The Strokes star Albert Hammond, Jr. has told how his crippling addition to heroin and cocaine left him fearing for his sanity and drove him to the brink of death.

The guitarist revealed last month (Sept13) that he had been hooked on the killer drugs for four years during the band's heyday, and now he has revealed the depths he sunk to during his addiction.

He admits he embraced the "dark side" of being a junkie and spent days alone in a room shooting up.

The Last Nite hitmaker tells The-Talks.com, "I did some crazy things, some things I am not proud of. You know, I reached points where I was insane, hearing voices because I was up for so long, moving stuff around and locking myself in my room for long periods of time.

"I became in love with that very dark side of it, I became in love with the process of intravenous use, even more so than the drugs, just the process of pushing something in there...

"What everyone (in the band) tells me is that the friendship came before the band. Everyone just told me as a friend, 'I don't want to see you like this. Forget the band'... So I think everyone was just more concerned that I was going to kill myself.
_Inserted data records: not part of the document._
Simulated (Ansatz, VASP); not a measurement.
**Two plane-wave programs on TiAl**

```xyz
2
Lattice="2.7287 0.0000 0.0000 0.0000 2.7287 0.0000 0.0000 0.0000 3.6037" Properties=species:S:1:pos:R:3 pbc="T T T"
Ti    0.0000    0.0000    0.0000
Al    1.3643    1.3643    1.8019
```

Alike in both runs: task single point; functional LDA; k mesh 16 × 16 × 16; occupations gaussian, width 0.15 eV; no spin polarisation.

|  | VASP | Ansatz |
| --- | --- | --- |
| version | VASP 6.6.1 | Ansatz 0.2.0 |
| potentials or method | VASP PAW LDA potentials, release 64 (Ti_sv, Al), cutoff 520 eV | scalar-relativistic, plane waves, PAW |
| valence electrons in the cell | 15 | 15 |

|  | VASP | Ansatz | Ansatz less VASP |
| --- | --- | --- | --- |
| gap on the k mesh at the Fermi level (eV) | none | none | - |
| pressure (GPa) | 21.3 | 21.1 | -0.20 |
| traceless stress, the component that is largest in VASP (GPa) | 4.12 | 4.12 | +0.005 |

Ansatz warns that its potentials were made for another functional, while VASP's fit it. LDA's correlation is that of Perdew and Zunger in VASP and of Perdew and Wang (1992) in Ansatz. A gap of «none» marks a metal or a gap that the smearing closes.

"I wasn't going to kill myself on purpose, but you reach a point where you really just don't see it and you just don't care. It could have happened so easily so many times. I don't even know how I kept on waking up. First you are at least measuring it. But by the end you are so shaky, you are just mixing and pouring and sometimes you feel it. You push it in and you know it is too much and then your body goes into some kind of shake and you get extreme fear, like, 'That's it, I have done it, I have done too much. I am going to fall down'."